See, if you would brake for deer like I brake for turkeys....
I can't believe you took my bait twice in one day but thanks. Here we go:
If you're part of the mentality that "bigger is safer" (that smaller cars are more dangerous) as you do above, then you
must also agree that everyone buying bigger cars makes the pool of all cars bigger and heavier ---- and that makes the entire road more dangerous. That means if you get a car that's 4000 pounds, I have to get one that's 4500, but then you're not safe, so you go to 5000 ... on and on, and you have the same worthless argument as the "good guy with a gun" -- the fallacy of confronting a problem by adding fuel to it. There's no win there. You end up with a population of people driving tanks. It's like baseball salaries -- no such thing as "enough".
If you
don't believe that myth (like me), then your argument for weight-as-basis-of-value disappears.
Can't have it both ways.
Therefore, if you believe more mass means more safety, then acting on it ups the ante for everybody and forces them to upsize too. And that means you're part of the same problem that the mass myth says is the problem, and that means you're doing it for Numero Uno. Ergo: selfish.
Which could well be the difference in philosophy between whether the greater good is that of the individual or that of the collective.

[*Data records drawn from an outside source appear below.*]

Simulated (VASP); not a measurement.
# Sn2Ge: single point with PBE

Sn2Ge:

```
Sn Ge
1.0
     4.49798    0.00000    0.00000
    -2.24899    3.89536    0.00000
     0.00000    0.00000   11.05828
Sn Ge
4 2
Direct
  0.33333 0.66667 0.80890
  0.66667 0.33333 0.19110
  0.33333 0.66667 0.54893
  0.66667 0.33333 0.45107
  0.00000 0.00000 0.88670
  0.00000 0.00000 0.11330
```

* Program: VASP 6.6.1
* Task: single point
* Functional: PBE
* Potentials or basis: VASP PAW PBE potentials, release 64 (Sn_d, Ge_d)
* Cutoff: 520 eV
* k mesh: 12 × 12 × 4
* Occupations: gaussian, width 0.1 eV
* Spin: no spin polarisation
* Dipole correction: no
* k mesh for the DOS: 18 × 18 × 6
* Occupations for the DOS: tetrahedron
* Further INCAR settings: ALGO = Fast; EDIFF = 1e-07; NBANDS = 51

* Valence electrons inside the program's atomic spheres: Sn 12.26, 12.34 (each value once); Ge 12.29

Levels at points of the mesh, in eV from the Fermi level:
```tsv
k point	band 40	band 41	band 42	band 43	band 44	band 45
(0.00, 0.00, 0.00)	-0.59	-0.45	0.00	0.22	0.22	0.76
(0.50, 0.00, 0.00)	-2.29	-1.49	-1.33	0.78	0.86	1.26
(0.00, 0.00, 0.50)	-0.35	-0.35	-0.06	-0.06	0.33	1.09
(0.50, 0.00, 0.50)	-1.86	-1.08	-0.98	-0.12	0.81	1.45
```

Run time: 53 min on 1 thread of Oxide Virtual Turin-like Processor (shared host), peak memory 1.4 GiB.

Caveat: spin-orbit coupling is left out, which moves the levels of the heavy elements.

I hit a deer with my 2500 pound Saturn SW2 (more than once). The worst one took out my whole quarter panel (it just broke off - fiberglas body). The deer came out of nowhere and was killed. I got a new quarter panel and bolted it on. More significant is all the deer, pickup trucks and other animals I
didn't hit because the car is low enough and nimble enough to navigate around them. Some of the moves I did with that station wagon, had I tried them with an SUV I would have ended up spinning around upside down on my roof, or worse.
And that's why I'll always prefer that kind of car, unless I'm doing something that absolutely needs another application, like a truck.